Having a nightcap on the way home has been a commuter tradition for many years. Years ago, there were bar cars on some evening rush-hour trains and, in the New York area, Metro-North Railroad still has them on some New Haven Line trains. Elsewhere, including on NJ Transit, weary homebound commuters buy drinks before boarding and enjoy them en route. However, sometimes the consumption of alcohol, both before boarding and on trains, has led to rowdiness and even violence. On some lines, apparently, this comes to a peak on weekend late-night trains as revelers continue their celebration once aboard.
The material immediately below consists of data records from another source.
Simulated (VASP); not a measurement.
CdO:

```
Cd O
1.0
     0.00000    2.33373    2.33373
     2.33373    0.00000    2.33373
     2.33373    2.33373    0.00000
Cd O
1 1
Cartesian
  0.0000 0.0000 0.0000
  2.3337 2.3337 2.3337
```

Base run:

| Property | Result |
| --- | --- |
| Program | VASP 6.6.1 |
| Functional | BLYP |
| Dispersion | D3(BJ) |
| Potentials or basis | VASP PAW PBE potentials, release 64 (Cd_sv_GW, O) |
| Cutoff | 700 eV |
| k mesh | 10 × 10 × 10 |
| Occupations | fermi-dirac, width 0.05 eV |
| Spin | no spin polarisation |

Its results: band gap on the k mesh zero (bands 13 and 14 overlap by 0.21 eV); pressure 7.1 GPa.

On the Long Island Rail Road, two recent attacks on train conductors have led the railroad to institute a trial policy curbing alcohol on certain late-night trains. Christine Haughney, writing in the New York Times (April 24; contributions also from Randy Leonard), reports that, effective May 14, riders will be prohibited from bringing alcoholic drinks onto LIRR trains leaving Pennsylvania Station on Friday and Saturday nights between midnight and 5 a.m. Various riders and advocates were quoted to the effect that riders generally have a low tolerance for rowdiness on the trains. The ban will not affect trains at other hours, including the LIRR’s popular service to the East End of Long Island for weekend getaways.
The Lackawanna Coalition believes that all riders, and transit employees as well, are entitled to a safe and comfortable environment for their journey.